Other than specifics on “cap and trade” and health care reform – this source also thought that Boucher really screwed up on health care reform – “It’s difficult for most people to think globally when they are getting hammered locally. In the end, the election was just dissatisfaction with life in general. Folks were without motivation to turn out.”
So, there you have it. A lot of this was “the economy stupid,” as well as a general anti-incumbent/anti-Democratic wave this year. But part of it was Rick Boucher’s mistakes and poor campaign, certainly on the issue this article is primarily about – coal, clean energy, the environment, and “cap and trade.”
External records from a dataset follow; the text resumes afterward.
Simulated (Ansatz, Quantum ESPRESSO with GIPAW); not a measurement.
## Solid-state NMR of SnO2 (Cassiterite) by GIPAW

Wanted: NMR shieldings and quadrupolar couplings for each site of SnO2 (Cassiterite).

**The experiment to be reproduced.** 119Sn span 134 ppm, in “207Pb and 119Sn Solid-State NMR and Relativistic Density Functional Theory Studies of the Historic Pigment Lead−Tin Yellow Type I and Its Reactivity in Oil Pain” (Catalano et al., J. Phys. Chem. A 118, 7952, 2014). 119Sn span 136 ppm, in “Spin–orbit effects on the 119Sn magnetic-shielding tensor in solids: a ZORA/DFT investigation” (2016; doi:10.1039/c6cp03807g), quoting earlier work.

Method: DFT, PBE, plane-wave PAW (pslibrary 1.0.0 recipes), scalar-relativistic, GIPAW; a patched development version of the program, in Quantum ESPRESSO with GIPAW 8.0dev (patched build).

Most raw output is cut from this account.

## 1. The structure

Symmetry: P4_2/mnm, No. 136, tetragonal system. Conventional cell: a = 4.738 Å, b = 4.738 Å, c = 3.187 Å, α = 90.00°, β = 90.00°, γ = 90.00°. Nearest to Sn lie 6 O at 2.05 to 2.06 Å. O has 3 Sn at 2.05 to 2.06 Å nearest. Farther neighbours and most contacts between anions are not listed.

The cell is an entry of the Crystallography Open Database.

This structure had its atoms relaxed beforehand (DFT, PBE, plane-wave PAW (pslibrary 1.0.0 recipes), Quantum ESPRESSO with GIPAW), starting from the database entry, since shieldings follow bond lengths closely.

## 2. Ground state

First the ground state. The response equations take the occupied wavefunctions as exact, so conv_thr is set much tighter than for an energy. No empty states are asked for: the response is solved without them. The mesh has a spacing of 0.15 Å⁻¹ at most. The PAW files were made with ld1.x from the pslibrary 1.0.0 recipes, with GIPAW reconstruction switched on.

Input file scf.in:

UPDATE: I received one more comment from another 9th CD resident I respect greatly that I thought was worth passing along:
Jim McGlothlin did appear in a well run TV ad vouching for Rick and his long time support for the coal industry and Rick did explain many times publicly that he took on cap and trade authorship to help reduce its impact on coal but many folks simply wanted a change from federal spending, I think that was the main driver this election, Rick did win Buchanan, Dickenson and I think Wise County but my synapses ain’t what they use to be, anyway, the coalfield voters mostly stuck with him, Tazewell’s margin for Griffith was a surprise, until two years ago that county had all Dem county elected officials except one R supervisor, now it is majority R on the BOS and the county offices look ripe for a takeover next election; many liberal voters also stayed home due to Rick voting against the health care bill, he was in a proverbial tight spot
UPDATE #2: One of the 9th CD commenters points out, “Boucher carried 3 of the 6 coal counties, and not by as much as he usually did. He lost Lee, Wise, and Tazewell. He carried Dickenson, Buchanan, and Russell. When Boucher was first elected in 1982, his margin came from the coal counties.”